We have seen earlier that Manusmriti knows there were Shudra rulers and the Brahmins those performed sacrifices for Shudras. Hence, the Mahabharata, which came to the final form only after 3rd century, finding mention of one Shudra Paijavana, for whom a sacrifice was performed, doesn’t come as a surprise. This Paijavana need not to be a part of Indo-Aryan (or Vedic) community.  Even if he was a Shudra, either king or a wealthy person, from non-Vedic community, could have performed sacrifice if he had desired to do so. Because some Vedic Brahmins used to do so in exchange of the heavy donations even if they were despised by their own brethren. Paijavana of Mahabharata too donated handsomely to the Brahmins.  
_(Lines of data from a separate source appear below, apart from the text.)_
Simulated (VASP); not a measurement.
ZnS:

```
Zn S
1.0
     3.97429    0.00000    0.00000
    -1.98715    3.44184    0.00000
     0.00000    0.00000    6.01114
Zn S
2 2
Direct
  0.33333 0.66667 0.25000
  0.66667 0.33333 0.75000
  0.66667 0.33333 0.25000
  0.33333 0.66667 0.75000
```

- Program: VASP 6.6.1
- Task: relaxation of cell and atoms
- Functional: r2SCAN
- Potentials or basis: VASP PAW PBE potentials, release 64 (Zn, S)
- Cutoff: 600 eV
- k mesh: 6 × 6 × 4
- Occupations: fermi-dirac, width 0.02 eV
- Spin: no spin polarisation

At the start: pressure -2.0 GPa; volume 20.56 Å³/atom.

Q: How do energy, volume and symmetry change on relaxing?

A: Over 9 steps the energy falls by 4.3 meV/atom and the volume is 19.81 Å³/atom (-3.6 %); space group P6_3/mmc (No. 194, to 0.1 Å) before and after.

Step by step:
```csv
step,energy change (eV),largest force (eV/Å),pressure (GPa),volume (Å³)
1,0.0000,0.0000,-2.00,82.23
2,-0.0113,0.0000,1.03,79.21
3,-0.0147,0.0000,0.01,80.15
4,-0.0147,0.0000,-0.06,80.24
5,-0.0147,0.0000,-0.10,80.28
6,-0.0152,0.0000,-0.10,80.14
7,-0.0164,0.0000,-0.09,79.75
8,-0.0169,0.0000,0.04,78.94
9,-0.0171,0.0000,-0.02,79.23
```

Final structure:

So, Paijavana of Mahabharata and Paijavana Sudasa of Rigveda are distinctly different  personalities. We have more proofs to make this point.

Dr. Ambedkar mentions a Rig Vedic feud that involves rivalry between his two priests, Vashishtha and Vishvamitra. It is assumed by the scholars as well that the rivalry between seer Vishwamitra and Vasishtha was the major cause behind the battle of ten kings. It is believed that Sudasa removed Vishwamitra from the post of chief priest. Hence, an anguished Vishwamitra left Sudasa to gather forces against him. However, to our surprise, we do not find any support to this assumption in Rig Veda as there is no mention of such event taking place. In all probabilities, the war was fought over religious issues as Rig Veda describes enemy, including the Purus, as ‘ayajju’, non-sacrificers or over the political supremacy issue. Hence there arises no reason why Brahmins would have treated him (Sudasa) a “Shudra” by denying Upanayana to him or his successors to proclaim them Shudras. And Mahabharata mentions Paijavana, to whom Dr. Ambedkar identifies with Sudasa, as a Shudra.  However, there appears no feud in the Vedic literature that would indicate rivalry between two classes, i.e. Brahmin and Kshatriyas. Rather the stories concerning to such rivalries emerge in late Brahmana period.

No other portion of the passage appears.